The potential of Martian lava tubes for resource extraction and habitat sheltering highlights the need for robots capable to undertake the grueling task of their exploration. Driven by this motivation, in this work we introduce a legged robot system optimized for jumping in the low gravity of Mars, designed with leg configurations adaptable to both bipedal and quadrupedal systems. This design utilizes torque-controlled actuators coupled with springs for high-power jumping, robust locomotion, and an energy-efficient resting pose. Key design features include a 5-bar mechanism as leg concept, combined with springs connected by a high-strength cord. The selected 5-bar link lengths and spring stiffness were optimized for maximizing the jump height in Martian gravity and realized as a robot leg. Two such legs combined with a compact body allowed jump testing of a bipedal prototype. The robot is 0.472 m tall and weighs 7.9 kg. Jump testing with significant safety margins resulted in a measured jump height of 1.141 m in Earth's gravity, while a total of 4 jumping experiments are presented. Simulations utilizing the full motor torque and kinematic limits of the design resulted in a maximum possible jump height of 1.52 m in Earth's gravity and 3.63 m in Mars' gravity, highlighting the versatility of jumping as a form of locomotion and overcoming obstacles in lower gravity.

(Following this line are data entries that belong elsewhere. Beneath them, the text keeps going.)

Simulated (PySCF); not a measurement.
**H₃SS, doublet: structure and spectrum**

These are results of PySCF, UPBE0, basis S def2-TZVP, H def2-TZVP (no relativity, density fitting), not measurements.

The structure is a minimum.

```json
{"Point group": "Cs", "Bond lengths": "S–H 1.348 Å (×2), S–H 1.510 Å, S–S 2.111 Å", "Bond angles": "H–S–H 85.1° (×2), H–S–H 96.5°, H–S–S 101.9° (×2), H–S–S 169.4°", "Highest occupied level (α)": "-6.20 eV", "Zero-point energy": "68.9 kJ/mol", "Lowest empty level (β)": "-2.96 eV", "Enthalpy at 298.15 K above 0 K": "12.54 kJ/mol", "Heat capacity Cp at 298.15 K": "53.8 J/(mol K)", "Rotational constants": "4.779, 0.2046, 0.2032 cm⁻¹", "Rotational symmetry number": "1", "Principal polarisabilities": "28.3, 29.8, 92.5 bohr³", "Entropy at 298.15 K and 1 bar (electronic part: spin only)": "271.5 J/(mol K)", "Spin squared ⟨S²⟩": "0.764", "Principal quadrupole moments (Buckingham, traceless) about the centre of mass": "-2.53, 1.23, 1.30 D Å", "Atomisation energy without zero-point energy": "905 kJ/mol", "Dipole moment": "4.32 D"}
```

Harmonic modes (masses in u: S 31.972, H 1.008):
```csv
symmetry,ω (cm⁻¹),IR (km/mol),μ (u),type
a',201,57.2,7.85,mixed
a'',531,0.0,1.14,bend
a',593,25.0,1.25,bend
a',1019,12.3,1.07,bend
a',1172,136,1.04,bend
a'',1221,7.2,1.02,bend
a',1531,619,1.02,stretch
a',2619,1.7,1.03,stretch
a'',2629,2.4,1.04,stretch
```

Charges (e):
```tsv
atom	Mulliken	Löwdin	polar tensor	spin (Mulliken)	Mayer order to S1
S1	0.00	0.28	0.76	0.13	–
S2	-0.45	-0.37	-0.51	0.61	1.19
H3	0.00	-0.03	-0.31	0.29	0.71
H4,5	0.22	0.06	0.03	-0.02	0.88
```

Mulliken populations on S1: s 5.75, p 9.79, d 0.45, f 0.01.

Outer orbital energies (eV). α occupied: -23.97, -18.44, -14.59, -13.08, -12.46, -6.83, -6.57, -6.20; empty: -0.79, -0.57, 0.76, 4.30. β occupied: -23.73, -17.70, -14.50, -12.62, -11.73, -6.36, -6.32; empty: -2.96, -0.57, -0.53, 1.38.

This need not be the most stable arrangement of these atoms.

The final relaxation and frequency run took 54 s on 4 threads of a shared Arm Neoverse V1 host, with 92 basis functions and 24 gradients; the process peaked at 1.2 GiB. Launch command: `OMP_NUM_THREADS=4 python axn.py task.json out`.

翻译：火星熔岩管在资源开采和庇护所方面具有巨大潜力，这要求开发能够承担其严苛探索任务的机器人。基于这一动机，本文提出了一种针对火星低重力环境优化的腿式机器人系统，其腿部构型可适应双足和四足系统。该设计采用扭矩控制执行器与弹簧耦合，实现高功率跳跃、稳健运动以及节能静止姿态。关键设计特征包括采用五杆机构作为腿部概念，并结合高强度绳索连接的弹簧。所选五杆杆长和弹簧刚度经优化以最大化火星重力下的跳跃高度，并实际制作成机器人腿部。两个这样的腿部与紧凑机身组合，使双足原型机能够进行跳跃测试。该机器人高0.472米，重7.9千克。在显著安全裕度下的跳跃测试中，测得地球重力下的跳跃高度为1.141米，并给出了总计4次跳跃实验。利用设计的全电机扭矩和运动学限制进行的仿真表明，在地球重力下最大可实现1.52米跳跃高度，在火星重力下可达3.63米，凸显了跳跃作为一种低重力环境下运动与障碍克服方式的多样性。